Santiago - The late socialist President Salvador Allende, who was overthrown by the armed forces on Sept. 11, 1973, was elected the "greatest Chilean in history" in a viewers' poll organised by a television programme that stirred up controversy.

The series "Great Chileans in History," broadcast by the state channel TVN, concluded on Wednesday night with the votes for Allende just barely outstripping those for naval captain Arturo Prat, hero of the 1879-1883 War of the Pacific waged by Chile against Bolivia and Peru.

Out of over four million votes from viewers, 38.81 percent went to Allende and 38.44 percent to Prat. In third place, with 7.97 percent, was Saint Alberto Hurtado (1901-1952), a Jesuit priest canonised by Pope Benedict XVI in 2005.

They were followed by folk singer and songwriter Víctor Jara, who was tortured and murdered a few days after the 1973 military coup that ushered in the 17-year dictatorship of General Augusto Pinochet, and Chilean independence heroes Manuel Rodríguez (1785-1818) and General José Miguel Carrera (1785-1821).

Next on the list were legendary Mapuche indigenous leader Lautaro (1534-1557), and poets Gabriela Mistral (1889-1957) and Pablo Neruda (1904-1973), both winners of the Nobel Prize for Literature. Famous singer and songwriter Violeta Parra (1917-1967) took 10th place.

Allende began his political career as a student leader and subsequently became a member of the lower house of Congress, a senator, a minister, and finally the world’s first democratically elected socialist president. Among his most memorable deeds was the nationalisation of the country’s copper, Chile's top export product.

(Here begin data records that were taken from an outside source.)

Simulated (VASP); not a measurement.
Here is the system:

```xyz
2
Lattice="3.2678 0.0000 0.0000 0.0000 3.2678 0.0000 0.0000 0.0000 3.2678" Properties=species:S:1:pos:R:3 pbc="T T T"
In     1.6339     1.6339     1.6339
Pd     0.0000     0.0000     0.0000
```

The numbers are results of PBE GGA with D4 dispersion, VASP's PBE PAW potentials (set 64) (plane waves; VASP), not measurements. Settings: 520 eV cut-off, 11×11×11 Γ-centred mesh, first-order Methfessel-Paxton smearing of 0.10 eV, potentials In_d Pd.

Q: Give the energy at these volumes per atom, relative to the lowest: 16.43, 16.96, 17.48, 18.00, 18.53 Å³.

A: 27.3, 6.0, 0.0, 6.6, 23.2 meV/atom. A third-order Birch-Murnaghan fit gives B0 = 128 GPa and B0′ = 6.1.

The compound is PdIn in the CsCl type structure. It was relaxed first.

He shot himself in the presidential Palacio de la Moneda after delivering a live radio farewell address to Chileans on Sept. 11, 1973, while the seat of government was under land and air attack by the armed forces led by the late General Pinochet, who died in 2006.

Allende's first place in the television poll "means that the efforts of the dictatorship, and the social and political sectors that supported it, to systematically discredit and denigrate his memory, as well as the shameful attempts by governments in power since 1990 to hide his achievements, have been unsuccessful," Chilean historian Sergio Grez told IPS.

"The continued relevance and popularity of Allende in Chile today can be explained not only by his heroic death, but also by the large numbers of Chileans who continue to cherish dreams and plans for major social changes that include many aspects of Allende’s programmes," said the University of Chile professor.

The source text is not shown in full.